Ismaul
Thought Criminal #3333
I hadn't seen your previous comment.Holy shit, another retard. How convenient that you completely ignore my other comment as you are just absolutely determined to revel in your spergery. From Software released King's Field in 1994, their first ARPG with stamina-management. Following that was King's Field II, III, IV, Shadow Tower, Shadow Tower Abyss and 11 Armored Core games, all with stamina-management and each building upon the formula with each successive release. Regardless, to even pretend like there isn't a world of difference between Gothic 3's combat and ELEX's just shows how disingenuous you are. When compared side-by-side the combat in Gothic 3 versus ELEX are worlds apart. Gothic 3 is spam left-click or use magic with a stamina system that barely registers. ELEX took the Dark Souls-style stamina management that forces you to control your button mashing, the dodge rolls with i-frames, the slow methodical skill-based combat (though ELEX harbors a janky interpretation of it) and general overall combat ethos. No, the games are not exactly the same and I never insinuated they were, but the overall combat is highly derivative of Dark Souls. It is indisputable that ELEX looked specifically upon the Dark Souls series (of which Dark Souls 1+2+3, Bloodborne and Demon's Souls all released before ELEX) as a source of inspiration due to their extreme popularity not to mention the fact that there is fucking Dark Souls easter egg in ELEX as I previously shared.
I'll have to hand it to you, now that you've summarized your arguments, PB might have been inspired by Dark Souls for their combat design post-G2. I don't think the easter egg is a relevant argument, but the rest is.

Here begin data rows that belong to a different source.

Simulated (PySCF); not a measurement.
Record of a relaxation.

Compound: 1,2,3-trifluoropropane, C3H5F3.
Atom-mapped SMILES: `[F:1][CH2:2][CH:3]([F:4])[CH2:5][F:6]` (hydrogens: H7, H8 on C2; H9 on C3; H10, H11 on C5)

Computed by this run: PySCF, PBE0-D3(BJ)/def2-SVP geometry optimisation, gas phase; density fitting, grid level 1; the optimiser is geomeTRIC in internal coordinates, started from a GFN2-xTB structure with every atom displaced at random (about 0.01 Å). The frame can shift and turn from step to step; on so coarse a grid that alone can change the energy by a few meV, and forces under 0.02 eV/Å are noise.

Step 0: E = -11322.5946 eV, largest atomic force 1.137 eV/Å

I have to say, though, that it is sad they didn't maintain their combat design direction from Gothic 1-2, and chose instead to be derivative if your claim is right. They had something much more interesting there than stamina-based gameplay, with choosing your swings' direction, animations improving with training, etc. I think they couldn't manage making an intuitive control scheme for it (though I'm one of the rare exception that really likes G1's controls), so they moved on from it.